Human readable regular expressions

Published: February 27, 2018  •  java, javascript

Regular expressions are a powerful tool for input validation, text extraction and find and replace operations. Every programming language supports regular expressions, either as part of the standard library or implemented directly into the language.

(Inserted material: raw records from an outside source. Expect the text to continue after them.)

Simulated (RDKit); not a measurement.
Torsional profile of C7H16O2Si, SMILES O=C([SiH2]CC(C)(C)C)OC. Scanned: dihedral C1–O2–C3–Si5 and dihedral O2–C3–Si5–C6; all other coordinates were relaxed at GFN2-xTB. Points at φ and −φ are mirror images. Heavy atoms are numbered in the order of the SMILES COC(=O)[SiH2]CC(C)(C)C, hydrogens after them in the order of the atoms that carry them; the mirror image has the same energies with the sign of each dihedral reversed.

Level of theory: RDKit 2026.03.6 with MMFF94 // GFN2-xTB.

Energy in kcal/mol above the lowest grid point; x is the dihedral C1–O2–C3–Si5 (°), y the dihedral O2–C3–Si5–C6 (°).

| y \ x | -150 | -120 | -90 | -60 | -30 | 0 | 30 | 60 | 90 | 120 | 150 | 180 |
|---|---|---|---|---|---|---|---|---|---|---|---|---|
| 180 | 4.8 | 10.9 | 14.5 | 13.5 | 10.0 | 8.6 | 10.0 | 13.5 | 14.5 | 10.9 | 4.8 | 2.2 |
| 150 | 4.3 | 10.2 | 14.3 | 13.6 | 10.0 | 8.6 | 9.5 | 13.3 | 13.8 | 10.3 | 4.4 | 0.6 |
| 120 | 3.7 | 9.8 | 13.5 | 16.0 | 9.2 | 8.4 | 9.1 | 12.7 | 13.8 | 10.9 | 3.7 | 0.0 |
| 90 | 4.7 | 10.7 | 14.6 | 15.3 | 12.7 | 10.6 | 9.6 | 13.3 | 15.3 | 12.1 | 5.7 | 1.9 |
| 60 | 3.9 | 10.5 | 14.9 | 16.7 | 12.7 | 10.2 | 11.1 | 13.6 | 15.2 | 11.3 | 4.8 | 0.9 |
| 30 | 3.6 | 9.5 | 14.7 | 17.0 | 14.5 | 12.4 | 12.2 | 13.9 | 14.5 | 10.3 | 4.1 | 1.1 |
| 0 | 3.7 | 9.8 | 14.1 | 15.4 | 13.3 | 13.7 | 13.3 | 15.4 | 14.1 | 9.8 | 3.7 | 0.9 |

In the following example we need to process strings that are sent to us in this format: First 2 or 3 uppercase ASCII characters from A to Z, then a hyphen(-) followed by a number between 0 and 999, then a dot and ending with either x, y or z. Our task is to split the string into three components. For instance if we get the input "AB-0.z", we want as a result the three substrings "AB", "0" and "z".


Java

In Java, the regular expression support is located in the java.util.regex package and consists of the Pattern and Matcher class (with some additional supporting classes).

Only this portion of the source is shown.